Wednesday, October 1, 2008

On the Boat: AK2008 Day 3

1 There we were, finally on the boat. I thought the boat was rather small, expecting something larger with side decks you could walk around on, maybe something like this. Instead, there was the inside and the outside - cabin and back deck.
2 So, what do you do on the boat once you get there? Well, for one thing, you hightail it away from shore, generally keeping the sea-cliff at Deep Creek in your sights behind you for a very long time, as it gets smaller and smaller, and harder and harder to see.
3 You can sit inside the cabin, pondering this sign posted on the oh-so-tiny bathroom (which has just enough room to stand in while the boat goes back and forth, up and down).4 And while inside, you can watch the spray from the rolling waves splash against the cabin windows.
5 And you can peak out the cabin door, standing up while watching the waves, the wake, and the spray.
6 If you are quite brave, you can actually stand on the deck, but not too far back, never away from the cabin door, and always holding onto something. I found that location to be disconcerting and mostly just wedged myself inside the door, while MOH ventured out onto the deck. The parental types, more familiar with this boat-ocean thing, sat inside the cabin the whole time.
7We were in the water at 9:10 AKDT, and about a half hour later, we could no longer see the details of the coastline behind us, as we still hightailed it farther and farther out.
8 Birds, mostly gulls, came to follow the wake in anticipation of all the fish we were going to catch.
9 I'd tell you the names of the mountains, but I never figured out exactly where we were. Some of the mountains in these photos, the ones to the west of us, might be the Kenai Mountains down near Homer. I don't think we got as far south as Kodiak Island (in less than 1.5 hours!), and we never saw Augustine Volcano, which was probably to the south or southwest.
10 Flotsam and jetsam, which the gulls were immensely interested in, appeared now and then, and the lighting beneath the clouds and on the water was beautiful. The sea was rolling with large waves. My parents weren't impressed, but the captain said it was pretty bad. Maybe he said that to try to make us feel better. I tried to get pictures showing the height of the waves, but you can't really see it, nothing out there for scale, I guess. Perhaps if I hadn't rotated most of these photos so the horizon was horizontal; when I took them, I couldn't hold the camera steady relative to the horizon, only relative to the boat, so the horizon was moderately to highly tilted in most original photos.
11 Finally, at about 10:20 AKDT, more than one hour out, we started making the turn to set the anchor, so we could begin our fishing.
12

2 comments:

Christie Rowe said...

Out of Ninilchik, the Kenai Mts would be to the east of you. You were looking at the Alaska Peninsula to the west. Most of them don't really have names! They're triassic accretionary complex +/- accreted terrains, locally host to the modern aleutian arc.

Silver Fox said...

Christie, thanks for the info, and knowledge that we were seeing the Alaska Peninsula to the west. I usually coudn't see much in that direction, which surprised me.

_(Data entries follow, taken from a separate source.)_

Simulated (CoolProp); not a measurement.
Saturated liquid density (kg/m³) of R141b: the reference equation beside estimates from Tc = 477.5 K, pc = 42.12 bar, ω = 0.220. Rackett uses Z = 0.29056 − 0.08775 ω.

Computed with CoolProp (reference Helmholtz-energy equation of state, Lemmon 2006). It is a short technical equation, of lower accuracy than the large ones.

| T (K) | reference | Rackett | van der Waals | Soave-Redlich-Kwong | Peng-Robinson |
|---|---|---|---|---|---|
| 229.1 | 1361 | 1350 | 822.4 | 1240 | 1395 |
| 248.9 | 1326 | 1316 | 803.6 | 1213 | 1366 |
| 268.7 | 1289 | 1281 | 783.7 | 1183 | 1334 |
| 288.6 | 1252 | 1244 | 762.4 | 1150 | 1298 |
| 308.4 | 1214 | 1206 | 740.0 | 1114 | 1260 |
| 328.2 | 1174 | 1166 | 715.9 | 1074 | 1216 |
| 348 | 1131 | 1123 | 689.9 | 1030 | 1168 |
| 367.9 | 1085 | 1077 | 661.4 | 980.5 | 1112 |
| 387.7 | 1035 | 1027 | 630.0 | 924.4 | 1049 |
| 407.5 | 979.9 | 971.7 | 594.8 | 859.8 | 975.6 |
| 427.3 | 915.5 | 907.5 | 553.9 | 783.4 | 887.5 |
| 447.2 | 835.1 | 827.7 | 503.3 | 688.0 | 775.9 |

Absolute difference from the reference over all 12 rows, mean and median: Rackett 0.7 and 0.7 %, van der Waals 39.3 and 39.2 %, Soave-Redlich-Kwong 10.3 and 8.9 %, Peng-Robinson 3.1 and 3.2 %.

It was kind of strange leaving a known locality, heading in apparently one direction the entire time, and not seeing anything recognizable. My dad and I were both trying to keep track of the topography, to no avail; he is also a geologist, and he lives there and is familiar with landmarks - and like you said, there just weren't any!

Alaska is almost entirely a bunch of accreted terranes, isn't it - just like California, except many more, and ongoing.